# 16 number puzzles on a blackboard

I have left you some number puzzles on the blackboard. Solve them and let me know what they spell.

Hint:

The final answer is two words and is something from Harry Potter

The individual answers, starting from top left and moving right, are

19 (subtract 19 each time)
20 (multiply by 5)
19 (a^2 + b)
18 (sum of 2 opposite triangles)
7 (multiply 2 vertices, divide by left vertice)
8 (square of opposite number minus 1)
11 (a*b + a + b)
19 (circle is 4, triangle is 2, rectangle is 1)
14 (base 8)
17 (rotate 180 degrees)
13 (sum of opposites minus bottom right gives top left)
0 (just calculate)
3 (just algebra)
14 (just calculate)
18 (sum of two left diagonals gives number on top)

Then use A-Z = 0-25.

• Correct. You got all of them right. – eyl327 Mar 1 at 13:37
• Thanks! Fun puzzle. :) – Jens Mar 1 at 13:50
• If you want to solve more, I've posted some letter puzzles. Some are similar, others are new. puzzling.stackexchange.com/questions/94388/… – eyl327 Mar 1 at 14:16

Solving the number puzzles:

1. $$19$$ (descending multiples of 19)

2. $$20$$ (multiplying the left number by 5 to get the right one)

3. $$19$$ (square of first number plus second number gives third number)

4. $$18$$ (each outer number is the sum of the two inner numbers furthest from it)

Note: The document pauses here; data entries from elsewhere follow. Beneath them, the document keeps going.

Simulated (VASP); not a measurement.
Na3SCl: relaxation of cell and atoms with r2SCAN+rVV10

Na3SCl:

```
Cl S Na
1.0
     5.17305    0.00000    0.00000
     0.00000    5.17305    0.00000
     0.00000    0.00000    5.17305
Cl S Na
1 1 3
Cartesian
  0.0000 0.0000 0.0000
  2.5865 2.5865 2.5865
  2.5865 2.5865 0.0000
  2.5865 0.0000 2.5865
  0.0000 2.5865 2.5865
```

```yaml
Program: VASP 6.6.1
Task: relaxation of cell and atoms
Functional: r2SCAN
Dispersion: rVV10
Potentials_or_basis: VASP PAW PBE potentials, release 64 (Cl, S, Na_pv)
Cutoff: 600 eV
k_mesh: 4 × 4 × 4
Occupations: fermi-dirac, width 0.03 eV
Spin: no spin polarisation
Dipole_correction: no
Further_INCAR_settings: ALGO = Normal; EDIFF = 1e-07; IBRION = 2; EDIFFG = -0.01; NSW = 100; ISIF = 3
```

5. $$7$$ (bottom left of each triangle is the product of the other two divided by 2)

6. $$8$$ (each larger number is the square of the opposite smaller number minus 1)

7. $$11$$ (each larger number is the sum of the two adjacent smaller numbers)

8. $$11$$ (add 1 to everything and this becomes simply products)

9. See Jens's answer - I didn't manage to get this one.
10. $$14$$ (base 8 on the left, base 10 on the right)

11. See Jens's answer - I didn't manage to get this one.
12. $$13$$ (both diagonals give the same sum)

13. $$0$$ (direct calculation)

14. $$3$$ (solving the first two equations gives A=30 and B=10)

15. $$14$$ (direct calculation)

16. $$18$$ (moving from southwest to northeast by making each new cell the sum of the two touching it)

Turning the numbers into letters:

S T S R
G H K K
S N Q M
 C N R

The final step, motivated by the appearance of

no vowels, but quite a few letters that precede vowels, like S and N (this also explains the mysterious zero),

is to

add 1 to all the numbers (or Caesar-shift the letters by 1) to get:

T U T S
H I L L
T O R N
A D O S

yielding the solution.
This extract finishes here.